LANSING, Mich. (AP) — The Michigan Supreme Court ruled Thursday that local clerks may use new poll challenger guidelines issued by Secretary of State Jocelyn Benson for Tuesday’s election.

The decision will pause a Michigan judge’s Oct. 20 ruling that blocked poll challenger guidance requiring increased credentialing for challengers and banning electronics in absentee counting boards. The new guidance was in place during the August primary.

“We’ve long been confident in the legality of the Michigan Bureau of Elections’ guidelines surrounding election challengers and their rightful balance providing transparency while protecting voters and poll workers from disruptions and intimidation,” Benson said in a statement.

The high court’s order paused the judge’s ruling, which stemmed from a Republican lawsuit, and determined that a final ruling will come after the Nov. 8 general election.

In his Oct. 20 order, Court of Claims Judge Brock Swartzle found that some provisions in the election challenger manual were at odds with the law or failed to undergo the proper rule-making procedure with input from the public and state lawmakers.

The secretary of state’s new manual — issued in May — outlines the rights and duties of election challengers and poll watchers. It was created in the wake of multiple confrontations between election officials and poll challengers and watchers during the 2020 presidential election.

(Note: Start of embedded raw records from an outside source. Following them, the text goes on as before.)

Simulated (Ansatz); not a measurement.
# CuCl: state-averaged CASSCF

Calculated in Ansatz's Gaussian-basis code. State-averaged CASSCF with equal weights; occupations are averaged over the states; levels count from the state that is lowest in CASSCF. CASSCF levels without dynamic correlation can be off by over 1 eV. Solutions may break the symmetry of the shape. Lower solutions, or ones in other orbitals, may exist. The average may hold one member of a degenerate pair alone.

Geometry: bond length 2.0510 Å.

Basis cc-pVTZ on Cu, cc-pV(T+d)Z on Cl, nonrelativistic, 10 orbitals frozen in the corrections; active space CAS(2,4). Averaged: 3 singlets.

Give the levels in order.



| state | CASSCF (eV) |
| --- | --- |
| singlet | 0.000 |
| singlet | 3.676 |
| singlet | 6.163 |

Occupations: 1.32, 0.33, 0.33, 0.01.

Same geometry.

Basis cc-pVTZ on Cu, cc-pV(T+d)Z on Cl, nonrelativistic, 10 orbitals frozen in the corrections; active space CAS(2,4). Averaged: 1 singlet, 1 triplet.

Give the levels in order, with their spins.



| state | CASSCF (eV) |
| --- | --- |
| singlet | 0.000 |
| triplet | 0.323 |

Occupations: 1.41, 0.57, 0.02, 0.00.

Lawsuits that involved the Michigan GOP and National Republican Committee took issue with new credentials required by the secretary of state and that poll challengers would have to communicate with a “challenger liaison” instead of election officials.

Challengers cannot take cellphones, tablets and computers into counting rooms where absentee ballots are processed prior to polls closing. State election law prohibits challengers from communicating information from absentee counting boards related “to the processing or tallying of votes” before the polls close.